Monday, June 29, 2009

Copying The Best

Many people take comfort in buying stocks that others have as well. After all, if other people think a stock is good, there must be something to it, right? Therefore, it should come as no surprise that people love to know what star investors are buying, so that they can buy the same stocks. For example, shares of CarMax rose 7.5% on the day it was released that Berkshire-Hathaway was buying in.

To fill this investor need for knowing what other investors are buying, a plethora of websites exist that track what large funds are buying. (One of our favourites is marketfolly.com, which we've discussed here.) Can these be useful in guiding your own portfolio decisions? Absolutely, but only to a certain extent. Unfortunately, a number of challenges exist which make it difficult to gain from this knowledge.

Investment companies only have to disclose their transactions at the end of each quarter. As a result, if you base your decisions on what these fund managers do, you could be trading on old news. Under certain circumstances, the SEC will also grant funds the right to delay disclosing their purchases, which makes copying these funds' investments even harder.

There is also the case of mistaken identity. Just because a particular company bought a stock, does not mean the manager you were interested in did. Warren Buffett has griped about this issue in the past:

"The media continue to report that "Buffett buys" this or that stock. Statements like these are almost always based on filings Berkshire makes with the SEC and are therefore wrong. As I’ve said before, the stories should say "Berkshire buys."...Even then, it is typically not I who make the buying decisions. Lou Simpson manages about $2½ billion of equities that are held by GEICO, and it is his transactions that Berkshire is usually reporting."

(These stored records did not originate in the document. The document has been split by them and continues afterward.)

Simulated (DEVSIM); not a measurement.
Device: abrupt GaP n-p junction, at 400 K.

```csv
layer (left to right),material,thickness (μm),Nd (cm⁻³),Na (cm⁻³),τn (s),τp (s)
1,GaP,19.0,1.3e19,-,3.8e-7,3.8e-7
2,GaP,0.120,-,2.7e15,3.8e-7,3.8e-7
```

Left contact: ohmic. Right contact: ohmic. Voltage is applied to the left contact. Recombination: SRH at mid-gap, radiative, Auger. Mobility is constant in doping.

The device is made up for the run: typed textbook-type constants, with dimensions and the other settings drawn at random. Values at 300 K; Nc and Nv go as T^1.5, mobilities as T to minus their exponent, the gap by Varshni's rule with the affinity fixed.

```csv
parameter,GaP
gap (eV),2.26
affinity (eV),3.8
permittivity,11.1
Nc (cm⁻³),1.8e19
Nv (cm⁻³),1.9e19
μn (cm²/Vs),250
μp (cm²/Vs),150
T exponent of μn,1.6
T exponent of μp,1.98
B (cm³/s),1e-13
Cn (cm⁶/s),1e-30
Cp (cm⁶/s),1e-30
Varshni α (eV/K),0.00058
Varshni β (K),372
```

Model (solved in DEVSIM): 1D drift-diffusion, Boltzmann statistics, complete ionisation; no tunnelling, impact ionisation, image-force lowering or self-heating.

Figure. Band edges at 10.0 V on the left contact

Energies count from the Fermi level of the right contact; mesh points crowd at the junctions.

Stocks the market bought after an erroneous "Buffett buys..." have subsequently fallen back to their previous levels once the market realized its error.

Blindly following the reported investments of fund managers can be detrimental to your portfolio. Nothing beats buying a company for its fundamentals, rather than because others are buying. Knowing the purchases of managers you wish to emulate can be a useful starting point, but investors who also educate themselves put themselves in positions to make better decisions.